[PATCH 03/11] drm/amdkfd: Add static user-mode queues support

Oded Gabbay oded.gabbay at gmail.com
Wed May 20 14:29:00 PDT 2015


From: Yair Shachar <yair.shachar at amd.com>

This patch adds support for static user-mode queues in QCM.
Queues which are designated as static can NOT be preempted by
the CP microcode when it is executing its scheduling algorithm.

This is needed for supporting the debugger feature, because we
can't allow the CP to preempt queues which are currently being debugged.

The number of queues that can be designated as static is limited by the
number of HQDs (Hardware Queue Descriptors).

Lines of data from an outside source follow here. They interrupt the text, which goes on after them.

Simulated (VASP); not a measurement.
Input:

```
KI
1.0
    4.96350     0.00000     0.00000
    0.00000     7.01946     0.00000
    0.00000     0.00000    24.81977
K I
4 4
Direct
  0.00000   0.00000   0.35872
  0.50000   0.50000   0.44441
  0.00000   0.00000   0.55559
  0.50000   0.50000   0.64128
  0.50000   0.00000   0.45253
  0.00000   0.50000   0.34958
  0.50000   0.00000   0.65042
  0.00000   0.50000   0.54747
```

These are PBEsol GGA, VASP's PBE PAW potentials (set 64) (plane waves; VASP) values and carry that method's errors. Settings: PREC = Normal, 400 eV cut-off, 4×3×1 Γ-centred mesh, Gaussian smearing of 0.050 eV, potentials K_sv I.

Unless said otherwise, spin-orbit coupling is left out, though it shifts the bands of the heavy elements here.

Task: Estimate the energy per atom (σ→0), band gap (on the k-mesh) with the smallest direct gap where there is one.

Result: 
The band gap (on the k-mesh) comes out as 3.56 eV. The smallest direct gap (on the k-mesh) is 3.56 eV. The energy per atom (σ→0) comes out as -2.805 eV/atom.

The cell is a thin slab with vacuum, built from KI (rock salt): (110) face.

Signed-off-by: Yair Shachar <yair.shachar at amd.com>
Signed-off-by: Oded Gabbay <oded.gabbay at gmail.com>
---
 drivers/gpu/drm/amd/amdkfd/kfd_device.c            |  2 +
 .../gpu/drm/amd/amdkfd/kfd_device_queue_manager.c  | 38 ++++++++++++++----
 .../gpu/drm/amd/amdkfd/kfd_device_queue_manager.h  |  6 +++
 drivers/gpu/drm/amd/amdkfd/kfd_packet_manager.c    | 46 +++++++++++++++++-----
 drivers/gpu/drm/amd/amdkfd/kfd_pm4_headers.h       |  6 ++-
 drivers/gpu/drm/amd/amdkfd/kfd_priv.h              |  2 +
 .../gpu/drm/amd/amdkfd/kfd_process_queue_manager.c | 16 ++++++++
 7 files changed, 97 insertions(+), 19 deletions(-)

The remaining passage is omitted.